“How can this man give us his flesh to eat?”

(For the audio version of this blog, please visit: http://brothersinchristcmf.org/wp-content/uploads/2023/06/Mass-Blog-for-the-Solemnity-of-the-Body-and-Blood-of-Christ-2023-1.mp3)

This is the central question for anyone trying to understand the solemnity of Christ’s body and blood. But trying to answer it unwisely can soon get silly. “Am I eating a piece of his hand or his foot? And is it the same hand and foot being fed to people at other churches around the world?”

The question of the nature of Christ’s body and blood deserves prayerful contemplation. Let’s get down to the gospel truth.

In Sunday’s gospel reading (Jn 6:51-58) Jesus tells us his flesh is true food, and his blood true drink.

“Whoever eats my flesh and drinks my blood remains in me and I in him.”

WE are the key to understanding the body and blood of Christ. These elements of Christ are as much one in him as we who consume it are one with him. As Paul taught the Corinthians in the letter we read this Sunday (1 Cor 10:16-17),

Because the loaf of bread is one, we, though many, are one body, for we all partake of the one loaf.

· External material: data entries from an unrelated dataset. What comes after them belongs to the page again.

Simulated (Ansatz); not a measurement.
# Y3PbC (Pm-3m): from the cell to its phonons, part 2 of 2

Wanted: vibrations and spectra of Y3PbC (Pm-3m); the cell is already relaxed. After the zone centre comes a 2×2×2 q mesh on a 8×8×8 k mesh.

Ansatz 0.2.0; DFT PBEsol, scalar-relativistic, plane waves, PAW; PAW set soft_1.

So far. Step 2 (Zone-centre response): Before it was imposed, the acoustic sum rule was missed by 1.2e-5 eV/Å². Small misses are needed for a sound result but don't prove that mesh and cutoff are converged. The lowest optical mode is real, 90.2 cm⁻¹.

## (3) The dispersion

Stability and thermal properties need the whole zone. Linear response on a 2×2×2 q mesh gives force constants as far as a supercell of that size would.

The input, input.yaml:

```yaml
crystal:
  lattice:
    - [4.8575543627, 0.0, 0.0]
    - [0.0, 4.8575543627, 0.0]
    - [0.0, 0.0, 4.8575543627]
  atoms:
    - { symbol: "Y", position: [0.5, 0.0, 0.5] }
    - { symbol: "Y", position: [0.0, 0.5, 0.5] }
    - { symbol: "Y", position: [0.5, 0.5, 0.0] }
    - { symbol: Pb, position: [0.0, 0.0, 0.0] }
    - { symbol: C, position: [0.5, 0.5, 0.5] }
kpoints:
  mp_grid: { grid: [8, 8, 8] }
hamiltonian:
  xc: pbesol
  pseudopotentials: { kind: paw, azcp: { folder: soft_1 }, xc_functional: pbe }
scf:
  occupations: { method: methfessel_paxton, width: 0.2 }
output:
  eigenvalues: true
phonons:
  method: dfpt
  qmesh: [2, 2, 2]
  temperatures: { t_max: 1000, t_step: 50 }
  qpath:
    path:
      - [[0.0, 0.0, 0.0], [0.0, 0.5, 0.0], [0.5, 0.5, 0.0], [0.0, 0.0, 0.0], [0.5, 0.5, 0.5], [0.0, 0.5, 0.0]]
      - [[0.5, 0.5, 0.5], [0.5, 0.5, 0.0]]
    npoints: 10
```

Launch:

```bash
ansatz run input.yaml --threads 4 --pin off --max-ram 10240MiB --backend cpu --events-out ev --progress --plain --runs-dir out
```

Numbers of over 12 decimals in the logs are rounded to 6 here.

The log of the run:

Thomas Aquinas expresses the beauty of this co-relationship in his “Lauda Sion,” one of four Eucharistic hymns he wrote, and which is featured in this Sunday’s beautiful liturgy. It answers our headlined question by explaining how thousands can receive that one body:

Thousands are, as one, receivers,
One, as thousands of believers,
Eats of him who cannot waste.

No waste? But anything can happen during the transfer between giver and receiver. As a Eucharistic minister I come face to face with dozens of souls reaching for this spiritual food. Some are hungrier than others. Some receive it in their right hand, others their left, others on their tongue while holding their baby or others holding one hand out while grasping the hand of their toddler who came along to witness this exchange. But not every one of these recipients answers “Amen” when “the body of Christ” is stated for their affirmation. They may forget, or try taking their “turn” quickly in courtesy to the next recipient, or they may just be unaware that their affirmation is even being sought.

And, heaven forbid, what if the priest, minister or recipient drops the Eucharist before that response can be given?

Father William P. Saunders, pastor of St. Agnes Church in Arlington, Va., and curator of Catholic Straight Answers online, offers the following protocol:

Most communion accidents occur because the person begins walking back toward the pew, looking ahead, rather than focusing on receiving our Lord.  Better to pause to receive, adore, and consume the Sacred Host, than to rush like in a cafeteria line and risk dropping it.  No one should be facing the pews or walking back to the pews when receiving Holy Communion.  Unfortunately, in many parishes, the distribution of Holy Communion has been turned into a fast-paced assembly line rather than allowing a person to commune with the Lord received in this precious Sacrament.

If the host is dropped, the distributor is to consume it and make sure not a crumb is left on the floor.

But our Christ is not crummy, and neither are those who receive him with an open heart, for as Aquinas states,

Whoso of this food partakes,
Does not rend the Lord nor breaks;
Christ is whole to all that taste.

It is up to us not only to receive, but to TASTE the Eucharist, just as it is up to us not only to hear but to embrace gospel truths—like those we hear in John’s gospel this Sunday. In addition to the truth of our being one with Christ’s body, there’s the one about our unity with his soul:

Just as the living Father sent me, and I have life because of the Father, so also the one who feeds on me will have life because of me.

That life prepared for us is delicious and has an eternal aftertaste.